Thursday, November 06, 2008


Filling a Market Niche

Well, dears, I don't know about you and this economy, but let me tell you--Lulu isn't lettin' any grass grow beneath her feet. Like any whiz-bang entrepreneur, she is constantly scannin' the free market horizon, gettin' ready to make her next big score.

If my diction is gettin' a little more caz-zhool, I'm just tryin' to master the idiom of my student-to-be, the next Senator from The Great State of Alaska.

Yep, welcome to Lulu's Portable Prep School for Congressional Wanna-Be's. Since it's only a matter of time till Ted Stevens gets his eviction notice from the SOB (Senate Office Building), I'm sure that Sarah Palin will be wantin' to bone up on a few fundamentals before she's jumpin' on Todd's snowmobile and hittin' the campaign trail.

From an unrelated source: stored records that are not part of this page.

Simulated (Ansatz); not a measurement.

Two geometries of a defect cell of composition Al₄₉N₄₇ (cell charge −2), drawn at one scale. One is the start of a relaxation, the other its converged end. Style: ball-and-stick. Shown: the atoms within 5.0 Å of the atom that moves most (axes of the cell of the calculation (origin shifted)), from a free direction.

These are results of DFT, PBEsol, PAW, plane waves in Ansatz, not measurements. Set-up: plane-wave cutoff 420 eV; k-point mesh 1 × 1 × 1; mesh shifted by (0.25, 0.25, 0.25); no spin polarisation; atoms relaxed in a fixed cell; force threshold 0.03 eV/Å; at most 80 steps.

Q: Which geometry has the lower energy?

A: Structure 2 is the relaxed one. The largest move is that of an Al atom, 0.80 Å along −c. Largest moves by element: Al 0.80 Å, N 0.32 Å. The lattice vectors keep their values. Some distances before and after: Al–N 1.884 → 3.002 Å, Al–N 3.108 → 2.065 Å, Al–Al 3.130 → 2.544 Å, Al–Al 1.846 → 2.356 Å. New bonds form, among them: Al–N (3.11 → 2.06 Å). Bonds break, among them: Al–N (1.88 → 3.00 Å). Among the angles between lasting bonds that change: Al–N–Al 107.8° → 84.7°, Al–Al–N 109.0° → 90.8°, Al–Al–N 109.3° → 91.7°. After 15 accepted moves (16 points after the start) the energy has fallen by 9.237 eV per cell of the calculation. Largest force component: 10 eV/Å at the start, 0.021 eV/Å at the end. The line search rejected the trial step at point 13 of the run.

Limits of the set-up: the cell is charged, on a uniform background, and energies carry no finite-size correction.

I'm lookin' forward to workin' with Sarah. Here's our first lesson. Color Malawi in red, Botswana in blue, Kenya in yellow. What are the principal products of Madagascar? Does Robert Mugabe have any principles? What's the Ivory Coast known for? Extra credit: write a report about the lima bean and its nation of origin. Put it in one of those nice covers.

You see, Sarah had a dental appointment on the day they were doin' Africa in 9th grade social studies. She was havin' her teeth sharpened, and bein' such a nice kid, a coach-teacher's pet of sorts, he didn't see anything wrong with lettin' her skip the assignment. After all, what do Alaskans need to know about Africa?

Now that it's time to spackle in a few areas of Sarah's world knowledge, I'm pretty sure I'm goin' to find a ready pupil. I'm contractin' with Ted Stevens to bring her up to speed on technology; he's agreed to let her do a special diorama of the series of tubes that is the Internet.

So doncha worry about old Lulu in this economic downturn. I figure that I'm worth about as much as the stylist who adjusted Sarah's lipliner and blush, so $22K a week should get me by. I'll be campin' out at the governor's mansion, since Sarah's per diem for workin' at home is a little too sweet to pass up. Can you blame her?

So write when you can. Just send any emails care of Ted' and keep me up to date on what's happenin' in the lower 48. I'll miss ya, but I've gotta follow the money, doncha know?

You betcha.

Sarah Palin would hate your school marm guts!
Why bother with learnin' when your (sic) smokin' hot?
Nah, she's got this.
And nobody cares about the country of Africa, neither.
goshdarntootin' that there was a knee-slapper! jes readin' that, i did me some learnin' 'bout africky, you betcha!